Raven introduced a multi-state Regional map series over the past year. The idea was to go beyond traditional "island map" state format, at a standard scale and a size that's easier to find room for on a wall. Sizes mostly range from 19" x 30" to 32" x 38", with the West Coast and East Coast maps being slightly longer. The series works well, so we decided to add a large-format version, and these are now available.
That larger set raised the question: should we simply enlarge the existing maps, or take advantage of the larger size to add additional content, naming more towns and streams? It's easier to just enlarge, but in the end we decided that, for these maps at least, it's also better.
For readers who find the question interesting, here's how we got there. This will take a while, so you might want to get a cup of coffee.
The enlarged Regional maps are almost half-again as large as the originals. They have exactly the same content, but are easier to read from a distance.
Every map has to balance size ("format") and content density (how much information can be presented clearly and legibly). A larger sheet will accommodate more information, of course, but it's hard to find wall space for a really big map.

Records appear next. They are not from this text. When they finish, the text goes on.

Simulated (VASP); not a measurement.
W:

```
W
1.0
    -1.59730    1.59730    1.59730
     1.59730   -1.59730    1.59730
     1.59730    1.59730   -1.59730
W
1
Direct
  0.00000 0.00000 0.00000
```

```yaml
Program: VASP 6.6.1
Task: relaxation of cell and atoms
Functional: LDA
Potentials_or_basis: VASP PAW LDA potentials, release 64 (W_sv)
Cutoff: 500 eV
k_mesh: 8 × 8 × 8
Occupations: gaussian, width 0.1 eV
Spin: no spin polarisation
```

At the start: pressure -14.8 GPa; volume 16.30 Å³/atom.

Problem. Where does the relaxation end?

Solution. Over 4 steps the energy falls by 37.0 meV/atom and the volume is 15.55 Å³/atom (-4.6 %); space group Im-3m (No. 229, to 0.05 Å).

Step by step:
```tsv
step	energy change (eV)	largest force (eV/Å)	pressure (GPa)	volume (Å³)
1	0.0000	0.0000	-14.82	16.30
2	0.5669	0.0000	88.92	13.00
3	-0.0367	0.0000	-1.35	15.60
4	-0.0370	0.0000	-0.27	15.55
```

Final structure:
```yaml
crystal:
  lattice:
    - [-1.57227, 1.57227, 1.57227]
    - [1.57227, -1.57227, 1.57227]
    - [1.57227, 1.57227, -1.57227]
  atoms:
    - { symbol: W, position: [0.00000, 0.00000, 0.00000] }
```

Size is a limiting factor in design as well. While a large map has room for a virtually unlimited amount of detail, it can be viewed as a whole only from a distance of at least several feet. At that distance, the most important content has to be large to be legible.
Large type sets off cascading design requirements. An important city (Louisville, for example) needs to stand out from its smaller neighbors, but that necessarily large type takes up a lot of the room that labeling Louisville's very numerous nearby suburbs would require. How do we justify leaving most of them unidentified, while much smaller towns in rural areas are included?
Maps traditionally shoe-horned the small names in anyway. The best examples could be masterpieces of type placement, but they often became maps of names. They were fine for showing all the villages near a town, but you couldn't see the forest for the trees.
And, it gets even worse. The maps couldn't show much additional information, like mountains, valleys, or legible rivers. They were hard-pressed to show legible roads, and the more comprehensive the road network, the less readable the map became. When printed maps were the only source of detailed information, there was little alternative, and cartographers had to make the best of it in an often frustrating, even exasperating trade.
On-line maps have changed the situation entirely. You can now look up any place at nearly any scale - an entire country, a state, zooming in closer and closer, a town, a neighborhood - every street name, every address! Detail increases as the field of view gets smaller, legibility is always maintained - wonderful!
You cannot, however, get much of an overview. On-screen type has to be big, so looking closely means looking at a small area. Readability (of names of roads) is the essential standard, so background information must be limited. These design imperatives give us very good mapping. The best on-line maps are supremely useful. Like Google or other on-line fact providers, they are fantastic sources of close-up details. But they are not much good at presenting the big picture.
For the big picture, a printed map works best. And, where lines and type are concerned, the simpler the better. Background information can be extremely detailed as long as color and contrast are well-managed. We are all good at making at least some sense of complex patterns, but overlying type and lines scramble those patters, and the denser they are, the more they compromise their own legibility.
So - at last - we come back to Raven's enlarged Regional maps. They have all the same information as the original series, but are easily legible from farther away. Is the map going up behind a chair? Across the room? And, do you prefer to absorb the whole, or do you love to get into the fine details?
If the latter, you might find the enlarged Regional maps not quite as detailed as their size might lead you to expect. If you have wall room and are happy not getting you nose on the map, these are a great answer.